I am frequently asked how investors following the preferred stock investing method described in my book, Preferred Stock Investing, have done during the Global Credit Crisis.
With Citi and Bank of America now buying back the preferred stocks that they sold to the government under last year's TARP program it seems like a good time to update a post that I made to this blog last October 27.
The Global Credit Crisis began for preferred stock investors in June 2007. While there could certainly still be more bad news, my guess is that the bankruptcy of CIT Group last month was pretty much the end of the big bloodletting.
So how did those following the preferred stock investing method described throughout Preferred Stock Investing ("CDx3 Investors") do?
Eight publicly traded Big Banks declared bankruptcy since June 2007. You can see them listed on this table. At the time of their bankruptcy, these eight banks had a total of 57 preferred stocks trading. If you owned any of these 57 preferred stocks you were wiped out, meaning that you lost your principal (not to mention all of the future dividends that you were counting on).
Of these 57 preferred stock issues, the ten preferred stock selection criteria from chapter 7 of Preferred Stock Investing (the "CDx3 Selection Criteria") filtered out all 57 of them. Those following the preferred stock investing method described throughout Preferred Stock Investing knew to avoid these 57 preferred stocks to begin with (the CDx3 Selection Criteria were originally published in October 2006).
Four additional Big Banks were facing bankruptcy but were acquired instead (National City, Countrywide, Merrill Lynch and Wachovia). Investors holding the thirteen preferred stocks issued by these four banks were saved. Not one dividend has been missed or even delayed. And the ten CDx3 Selection Criteria identified these very thirteen preferred stocks; right on the money, every time.
In 70 out of 70 cases, a 100% success rate, the ten CDx3 Selection Criteria from chapter 7 of Preferred Stock Investing filtered out the preferred stocks from the companies that would be claimed by the Global Credit Crisis and let pass those that would be saved.
In addition to the ten CDx3 Selection Criteria, Preferred Stock Investing also explains the Three Rules of Market Price Predictability that influence the market price of high quality preferred stocks at specific points in time. Throughout the Global Credit Crisis the market prices of qualifying preferred stocks behaved just as my research said they should.
Many times, what people really mean when asking how CDx3 Investors did during the Global Credit Crisis is how much money did they lose during this historic calamity.

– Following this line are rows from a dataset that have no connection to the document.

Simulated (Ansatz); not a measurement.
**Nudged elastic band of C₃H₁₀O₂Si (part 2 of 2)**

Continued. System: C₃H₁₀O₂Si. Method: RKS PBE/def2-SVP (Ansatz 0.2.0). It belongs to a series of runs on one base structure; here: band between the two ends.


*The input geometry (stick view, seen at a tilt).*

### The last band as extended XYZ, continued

The short answer is that not only did they not lose anything, the ten CDx3 Selection Criteria pointed preferred stock investors in the right direction 70 out of 70 times. And the Three Rules of Market Price Predictability identified the best time to buy, leaving CDx3 Investors with a preferred stock portfolio that is generating an annual dividend yield between 9% and 11%.
By knowing which issues to avoid and when to buy, the Global Credit Crisis, while tense at times, left CDx3 Investors in a much improved financial position.
In these post-crisis days, how many investment methods are able to show these kinds of results?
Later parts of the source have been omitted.